In a society where one can have relative freedom on the economic scale (we all need dough), it’s instructive for the writer to think about, well, at some point … getting paid.

I love writing and writers, and it’s so fascinating watching the various agendas and motives involved. Many hundreds of thousands of writers in America alone burn for recognition and wealth … or is it the other way around? One is no. 1 and the other is no. 1A.

But let’s be practical. Let’s say that you have the worthy goal of earning a living as a writer. I do, and say that not boastfully – it all depends on what you mean by “a living,” right, President Clinton? Yes, if one has the opportunity to do this full-time, then I always say, go for it. Hopefully this column will offer some practical advice.

It’s always amusing to hear writers sniff and say such-and-such pay scale is too small for them. How comical. Beggars can’t be choosers, said John Heywood in 1546. Evidently, he knew some egomaniac writers, too.

No, little children, do not scoff at whatever remuneration is offered, at least when you’re starting out. Cash can buy a lot of typewriter ribbons – I mean, laptops.
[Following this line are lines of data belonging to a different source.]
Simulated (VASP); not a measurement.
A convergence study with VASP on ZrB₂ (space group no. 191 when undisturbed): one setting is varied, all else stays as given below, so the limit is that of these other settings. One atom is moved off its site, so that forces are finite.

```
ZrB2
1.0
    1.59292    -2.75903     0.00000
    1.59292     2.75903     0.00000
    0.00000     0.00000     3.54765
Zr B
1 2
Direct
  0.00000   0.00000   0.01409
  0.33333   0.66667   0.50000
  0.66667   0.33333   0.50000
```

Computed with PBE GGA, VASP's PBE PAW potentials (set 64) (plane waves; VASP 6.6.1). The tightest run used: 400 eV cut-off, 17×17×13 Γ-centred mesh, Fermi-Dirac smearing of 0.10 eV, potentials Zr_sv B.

Let’s say you are offered a gig writing a blog for a particular site. There are all manner of financial terms, including none. In other words, you might be offered a spot for “little to nothing,” as Grandma used to say.

Take it!

Unless the gig is illegal or immoral, take the offer. Do it for free. You see, there are few rules in the new writing landscape, made possible by all sorts of delicious advances in technology. A great writer has a greater chance of being “discovered” today, simply because he or she can offer something on Twitter and by afternoon, be offered a writing job. I see it all the time.

Many blogging sites will offer compensation in terms of pennies per page views. Such a system has worked well for writers like Rod Dreher. For the rest of us, a modest readership might yield a monthly cup of joe at Starbucks. Still, you’re technically getting paid. Just don’t let the $6.47 checks pile up; use them. Use every advantage, including financial, to further your writing career. Save up those checks and buy a hot camera that will take photos to enhance your blog. Use the money to pay your Internet bill.

Just use it all to keep moving forward.

For other writing jobs, compensation is all over the map. Someone might cough up $75 for a feature (complete with original photos) for an online magazine. Someone else might offer ten times that amount. You have to ready and open for any and all opportunities and, for the hundredth time, don’t despise the small things.

If you are negotiating a fee, ask the advice of other writers or consult a writing periodical. Heck, you can even ask the source what their going rate is. Bottom line: Don’t hang yourself up thinking you are asking a stupid question. It’s all part of your education, and I maintain that in a years’ time, you will be a much more educated writer about such things. If you are diligent.

Also, seek to expand your writing platform to the degree that you can handle it. For example, you’ve been writing for your quilting club newsletter, but find yourself in the possession of an assignment from a national magazine to write a feature on such a “tribe.” Two days later comes an invitation to begin writing a regular blog for some nationally known site.

Don’t freak out over the added responsibility. Embrace it. Budget your time.

But here’s a real piece of advice that many overlook: Just as you shouldn’t despise any opportunity, you should also covet your “first love.”

I think it was Darrell Royal who said to his football team, “You dance with what brung ya.”

In other words, don’t lose sight of your writing roots and, if it is still a good fit, keep your first full-time writing commitment, no matter how “small” the platform.

If you began your career writing a blog for your church, social club or even something at your office job … keep it, even as the sexier offers accumulate. Doing such keeps you grounded. If you one day challenge John Gresham as a novelist on the bestseller lists, don’t forget about the tiny writer’s journal online that gave you your first chance. Following close on the heels of this advice is the one about maintaining professional quality for those lesser stages or platforms. It matters if you’ve written quality, whether the readership is 37 people or all of Manhattan.

Back to pay. You can cobble-together a writing career with the one, two, three assignment jobs. It doesn’t have to be an immediate gig, writing online for the Washington Post. Syndication is something many writers dream about. Just take it easy, relax and rack-up those $400 assignments. And don’t forget to manage an invoicing system that allows you to track what you are owed.

One last thought: with the economy the way it is, make sure you stay vigilant when it comes to services rendered. If someone is late paying, don’t hang yourself or make voodoo dolls of their likeness. Wait a reasonable amount of time and continue to inquire until payment is made. Some people are late paying, many others are not.

If you care to, let me know how it goes with you. I’m always interested in hearing the progress of other writers. Even those dirty, no-good rich ones.

Discover how real and relevant Bible prophecy is to you with Jim Fletcher’s “It’s the End of the World as We Know It (and I Feel Fine): How to stop worrying and learn to love these end times”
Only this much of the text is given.